(MENAFN - Jordan Times) Dozens of activists and journalists gathered at a tent on Queen Rania Street on Sunday to protest against the amended 2012 Press and Publications Law, which they vowed to disobey.
Participants in the two-hour event said the law would restrict freedom of expression and prevent the press in general and the online media in particular from playing the role of the Fourth Estate and monitoring the performance of the government.
The demonstrators announced the formation of a "civil alliance" against the amended law, which includes professional associations, political parties, civil society organisations and public figures.
Earlier this month, a Royal Decree was issued endorsing the amended Press and Publications Law as approved by both Houses of Parliament.
Stakeholders in the media and ICT sectors, as well as press freedom advocates, have criticised the law for being vague about its jurisdiction, arguing that it does not clearly refer to news websites.
In response to opponents of the law who worried that it would harm the Kingdom's IT sector and give the government far-reaching powers to censor the Internet, the Senate issued a clarification explaining that only local news websites, and not social media networks or search engines, would be governed by the Press and Publications Law.
Minister of State for Media Affairs and Communications Samih Maaytah also said the law would not apply to blogs or social media.
The law requires websites that publish "news, investigative reports, articles and comments related to the internal or external affairs of the Kingdom" to register with the Press and Publications Department and stipulates that chief editors of news websites must be members of the Jordan Press Association.

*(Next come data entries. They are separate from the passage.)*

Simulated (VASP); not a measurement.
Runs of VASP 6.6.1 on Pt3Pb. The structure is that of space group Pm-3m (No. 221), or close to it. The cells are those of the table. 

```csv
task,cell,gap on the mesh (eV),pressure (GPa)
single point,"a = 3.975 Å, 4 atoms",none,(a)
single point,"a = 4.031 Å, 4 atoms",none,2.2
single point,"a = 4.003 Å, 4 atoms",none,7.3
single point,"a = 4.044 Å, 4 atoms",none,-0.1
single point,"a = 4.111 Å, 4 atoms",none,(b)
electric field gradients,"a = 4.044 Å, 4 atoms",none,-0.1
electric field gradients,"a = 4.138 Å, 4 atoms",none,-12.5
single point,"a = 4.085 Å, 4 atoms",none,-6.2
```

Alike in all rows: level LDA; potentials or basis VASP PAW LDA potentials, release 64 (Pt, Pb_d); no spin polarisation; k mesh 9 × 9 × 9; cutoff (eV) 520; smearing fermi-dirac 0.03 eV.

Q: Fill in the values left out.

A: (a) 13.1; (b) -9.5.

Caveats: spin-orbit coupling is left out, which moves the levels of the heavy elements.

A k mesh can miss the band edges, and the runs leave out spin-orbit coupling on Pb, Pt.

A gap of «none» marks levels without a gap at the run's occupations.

In a statement issued following Sunday's event, the participants said the amendments were against the spirit of Jordan's reform programme and announced that they would not obey the new law, arguing that it conflicts with Articles 7 and 15 of the Constitution, which protect personal freedoms and free expression in particular.
They also argued that the law clashes with international human rights laws.
Over 400 local news websites will be forced to abide by the regulations of this law and the Press and Publications Department will have the right to shut down any website that does not obtain a licence.
Licensed publications can only be shut down by a court order.